Awesome SAT! 7-8 ms for 60k objects.

So I recently implemented SAT (Seperating axis theorem), which is an algorithm for finding out whether objects collide. These objects can be rotated, scaled, can have as much vertices as they want, etc.

The algorithm is mainly this: “Two convex polygons don’t intersect, if you are able to draw a straight line in between them.”

After about ~10 hours of blindly writing vector math and collision stuff code from online tutorials and own existing code, I got my version running pretty well the first time.

I corrected some lapses, for example not re-calculating the normals after updating the matrix of them or calculating the normals wrong (forgetting to create the left perpendicular of them) and things like that…

So in this screenshot I’ve got 60k polygons, each having 8 vertices, which are randomly generated. (all convex)

Usually the background is black…
Runs at a somehow steady 30 fps, due to the rendering… the collision tests only take 14-15 milliseconds.
I’ve got a GTX 550 Ti, 8GB and 3.3 GHz 8-core Xenon cpu running here.
The collision detection is single-threaded.

So here the same program is with only 60 polygons:

As you can see the background now is black ( ;D ;D ) and the vertices from the polygons are drawn white, if they’re not colliding with the “mouse-quad” and black, if they do.

The program only tests the “mouse-quad” (a 4-vertex polygon, which you can rotate with the mousewheel and move with the mouse) against all avaliable polygons, so the polygons don’t test collisions with each other, only with the mouse-quad.

I’ve got a pretty good pc, I want to see what performance you get :slight_smile:

[url=]Download HERE[/url] I want to see what performance you get :) Remember to start via command line to see additional information!

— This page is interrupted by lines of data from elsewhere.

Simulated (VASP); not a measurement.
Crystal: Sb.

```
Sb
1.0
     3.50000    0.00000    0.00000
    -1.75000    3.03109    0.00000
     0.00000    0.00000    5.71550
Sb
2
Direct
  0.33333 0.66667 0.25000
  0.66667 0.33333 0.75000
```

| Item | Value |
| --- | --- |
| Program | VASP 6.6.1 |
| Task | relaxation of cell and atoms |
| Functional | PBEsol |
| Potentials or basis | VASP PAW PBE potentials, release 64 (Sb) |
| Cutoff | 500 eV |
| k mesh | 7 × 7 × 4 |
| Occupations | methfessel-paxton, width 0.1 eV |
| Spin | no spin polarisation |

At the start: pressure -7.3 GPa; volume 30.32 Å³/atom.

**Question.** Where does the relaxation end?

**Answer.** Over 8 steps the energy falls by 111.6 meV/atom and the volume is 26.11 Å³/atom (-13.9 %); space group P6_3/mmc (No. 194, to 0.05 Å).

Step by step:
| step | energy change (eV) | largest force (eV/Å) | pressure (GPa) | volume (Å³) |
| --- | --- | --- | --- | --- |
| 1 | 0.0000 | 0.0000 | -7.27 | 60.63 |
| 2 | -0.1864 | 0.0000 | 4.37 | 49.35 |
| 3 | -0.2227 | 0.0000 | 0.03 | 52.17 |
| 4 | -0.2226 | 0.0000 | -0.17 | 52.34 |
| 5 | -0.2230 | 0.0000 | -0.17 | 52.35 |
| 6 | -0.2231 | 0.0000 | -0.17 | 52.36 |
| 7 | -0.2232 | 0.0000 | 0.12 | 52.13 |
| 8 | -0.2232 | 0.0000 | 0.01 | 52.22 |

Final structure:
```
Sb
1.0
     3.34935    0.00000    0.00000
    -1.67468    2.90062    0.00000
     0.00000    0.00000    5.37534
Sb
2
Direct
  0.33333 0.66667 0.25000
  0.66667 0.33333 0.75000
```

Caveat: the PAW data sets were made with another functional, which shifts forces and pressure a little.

Added download link, see topic :slight_smile:

How many objects can your pc handle? :wink:

I further improved this version with using a circle vs. circle pre-collision test instead of a AABB vs AABB collision test.

This now works almost twice as fast!
It takes 7-8 milliseconds to test a quad against 60k 8-sided polygons. This means the demo is actually able to run with 60 frames per second with 60k polygons on my pc.

I’m satisfied now :slight_smile:

But I still want to know how far you can get…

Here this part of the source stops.